My book, ‘Bring Her Down’: How the American Media Tried to Destroy Sarah Palin, has just been released. The following is adapted from Chapter 7 of the book.
In the event of a possible Palin presidential run, it remains to be seen whether the media can pull off the same act with the same success twice. At first glance it would seem obvious that they can, because of the head start they’ve already given themselves. To a large extent, they’ve already made her into a political punchline. Millions of voters would be coming to this hypothetical race with a set of preconceptions about Palin that would be very hard to shake.

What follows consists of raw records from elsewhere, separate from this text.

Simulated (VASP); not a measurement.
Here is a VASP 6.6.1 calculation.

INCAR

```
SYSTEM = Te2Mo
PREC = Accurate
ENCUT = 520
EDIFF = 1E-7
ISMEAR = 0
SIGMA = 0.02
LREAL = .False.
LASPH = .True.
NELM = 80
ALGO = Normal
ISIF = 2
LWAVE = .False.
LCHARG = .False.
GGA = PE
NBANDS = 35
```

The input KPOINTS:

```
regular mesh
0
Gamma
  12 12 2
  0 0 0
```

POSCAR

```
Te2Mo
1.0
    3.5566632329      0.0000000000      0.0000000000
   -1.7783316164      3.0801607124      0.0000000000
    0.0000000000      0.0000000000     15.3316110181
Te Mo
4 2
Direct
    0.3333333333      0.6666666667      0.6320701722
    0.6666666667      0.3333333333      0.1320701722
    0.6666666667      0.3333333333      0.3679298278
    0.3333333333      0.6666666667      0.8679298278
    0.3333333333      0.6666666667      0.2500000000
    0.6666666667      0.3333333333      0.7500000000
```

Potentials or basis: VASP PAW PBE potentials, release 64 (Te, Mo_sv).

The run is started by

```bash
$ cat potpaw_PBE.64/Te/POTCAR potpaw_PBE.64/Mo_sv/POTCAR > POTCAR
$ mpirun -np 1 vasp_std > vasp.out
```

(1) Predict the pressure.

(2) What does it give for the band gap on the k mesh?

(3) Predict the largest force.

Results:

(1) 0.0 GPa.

There are those—including many conservatives—who insist that Palin can never run for national office again because she was so effectively “Dan Quayled” by the media. It’s an image, they argue, that can’t be overcome. There’s something unsettling, though, about the idea that any politician—or any person—should resign himself or herself to being defined for all time by what the media says, particularly by the kind of grotesque caricature they created of Sarah Palin. In a way it’s even worse than the “It’s her own fault” meme that was used against her so many times: when her e-mail account was hacked, when her children were mocked, and so on. That meme at least assumed that she had a little bit of control over her own fate; the “She got Quayled and that’s it” meme suggests that the best thing that a political candidate damaged by the media can do is bow her head meekly and submit to her ordained fate.
On the other hand, in the process of creating those preconceptions, the media may have unwittingly thrown a few advantages Palin’s way. A good deal of what they did during the 2008 race was simply crying wolf: spreading rumors and making insinuations about her that were either untrue or grossly exaggerated. It may have begun to sink into voters’ minds that more often than not, after the media has begun proclaiming yet another Palin scandal, nothing really happens. The supposed lies and cover-ups about her family; the ethics complaints; the charges of incitement to racism, hatred, and violence—all of these and more have had a disquieting tendency to evaporate when seriously pursued.